Should house price spike stop divorced dad's spousal support?
Lawyers say rapid rise in Lower Mainland real estate prices makes divorce settlement challenging
He got the RRSPs, and she got the East Vancouver house.
But the rapid rise in the worth of his ex-wife's primary asset led divorced dad Darren Stafford Lamont to ask a B.C. Supreme Court judge to drop his spousal support.
The judge said: No.
"The increase of the value of the house does not change the present day financial circumstances of the wife in the slightest," Justice Frits Verhoeven wrote in a decision released this week.
"No argument is made that she could or should sell it. It is her residence and that of the two children of the parties. It is the same modest house the parties bought together in 2004. The value is in the land, not the house."
'Beyond what anybody could have expected'
Lamont's request to cancel or vary spousal support underscores a factor lawyers say looms increasingly large in Lower Mainland divorce cases these days: the out-of-control cost of real estate.
According to the decision, 55-year-old Lamont and his ex-wife Arlene Mae Johnson, 52, were divorced in September 2008. He pays $842 a month to support her and their two children.

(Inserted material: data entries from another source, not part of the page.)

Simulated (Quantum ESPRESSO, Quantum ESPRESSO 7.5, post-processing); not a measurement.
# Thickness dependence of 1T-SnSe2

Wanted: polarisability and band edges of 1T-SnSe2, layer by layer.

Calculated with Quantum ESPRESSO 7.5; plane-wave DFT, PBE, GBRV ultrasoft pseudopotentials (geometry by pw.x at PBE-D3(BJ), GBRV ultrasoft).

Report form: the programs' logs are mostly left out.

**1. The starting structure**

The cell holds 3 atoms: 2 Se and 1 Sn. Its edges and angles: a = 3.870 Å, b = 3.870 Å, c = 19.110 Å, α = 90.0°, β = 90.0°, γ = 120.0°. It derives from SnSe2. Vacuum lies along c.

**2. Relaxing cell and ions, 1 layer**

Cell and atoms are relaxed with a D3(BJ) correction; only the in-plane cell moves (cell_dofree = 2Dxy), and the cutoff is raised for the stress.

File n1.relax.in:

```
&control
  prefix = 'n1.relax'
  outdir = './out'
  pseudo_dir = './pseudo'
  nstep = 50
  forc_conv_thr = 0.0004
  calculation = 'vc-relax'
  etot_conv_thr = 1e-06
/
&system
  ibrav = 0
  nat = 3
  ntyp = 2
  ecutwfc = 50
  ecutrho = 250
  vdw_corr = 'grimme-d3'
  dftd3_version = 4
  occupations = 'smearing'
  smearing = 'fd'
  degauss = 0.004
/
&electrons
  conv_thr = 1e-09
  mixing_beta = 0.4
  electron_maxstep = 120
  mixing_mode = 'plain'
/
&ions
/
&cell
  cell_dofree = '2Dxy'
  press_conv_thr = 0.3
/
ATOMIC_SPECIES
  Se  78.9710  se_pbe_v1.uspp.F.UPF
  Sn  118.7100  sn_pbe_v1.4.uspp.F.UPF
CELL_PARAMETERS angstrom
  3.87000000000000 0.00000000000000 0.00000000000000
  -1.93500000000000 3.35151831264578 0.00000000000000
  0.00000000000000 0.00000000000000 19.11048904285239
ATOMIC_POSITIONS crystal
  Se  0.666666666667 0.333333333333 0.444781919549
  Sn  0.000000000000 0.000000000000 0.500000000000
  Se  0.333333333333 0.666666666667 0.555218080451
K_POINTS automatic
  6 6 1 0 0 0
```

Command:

The court calculated Lamont's income at $114,000 from his work in the construction industry. Johnson's income was valued at $44,000 — from rental income and her work as a teacher's aide.
At the time they split, Johnson retained sole ownership of the matrimonial home and Lamont kept $130,000 in RRSPs.
But that was in 2008, when the home's appraised value was $700,000. By last September, the home was appraised at $1,180,000.
Who knows what it's worth now.
Lamont, who has since remarried and moved to Sweden, argued his ex-wife had undergone the type of material change in circumstances (MCIC) needed for a judge to vary spousal support under the Divorce Act.
"The husband's argument for MCIC rests very largely on a single fact: the increased value of the wife's East Side Vancouver home," Verhoeven wrote.
"He argues that his financial circumstances have deteriorated significantly and the financial circumstances of his wife have improved beyond what anybody could have expected."
'Aside from the house, she has nothing'
The judge said a change in circumstance has to essentially be something neither party can foresee when they draw up a settlement.
And no matter how unpredictable, the price of a house in East Vancouver doesn't meet that bar.
"It is an obvious fact that the value of real estate will likely change over the course of time," Verhoeven wrote.
"More importantly, the increase in value of the house does not materially change the 'conditions, means, needs or other circumstances of either former spouse.'"
Lamont argued that Johnson could take equity out of the house, but the judge said it was hard to see how that would help her.
More importantly, the 1,877 square foot home is her only real asset apart from a 15-year-old Toyota.
And she still pays a mortgage.
"Aside from the house, she has nothing," Verhoeven wrote. "And she has very little likelihood of accumulating other significant assets to rely upon in retirement."
A 'panic' to settle
Though she wasn't involved in the case at bar, Connect Family Law partner Leisha Murphy says the issues involved are front and centre in Lower Mainland divorce cases right now.
She says skyrocketing prices mean ex-spouses are having trouble buying each other out. As a result, they're putting their homes up for sale despite the fact that one or the other might have liked to stay put with the kids.
Murphy says lawyers are also scrambling to reach settlements for clients before prices rise again in a market where even one or two months can make a difference of tens of thousands of dollars.
"I've never had this before in my practice, where we're in a panic to get the settlement done so we can stop that price in time," she says.
"The property appraisers are probably really busy right now because everyone is just trying to get their files settled."
Murphy says most of her home-owning clients are still highly leveraged in debt when they get divorced, even though they may be millionaires on paper.
But she says those who settle or give up a home only to watch an ex benefit from a windfall will generally find themselves out of luck.
The same logic applies to houses as to shares in mining companies or unsuccessful businesses that suddenly explode.
"The court doesn't really want people to be able to go back in time and rejig the settlement. That would be really messy," Murphy says.
"People have come to a decision at a certain point in time. They've agreed that that's fair, and whatever happens after, it is what it is."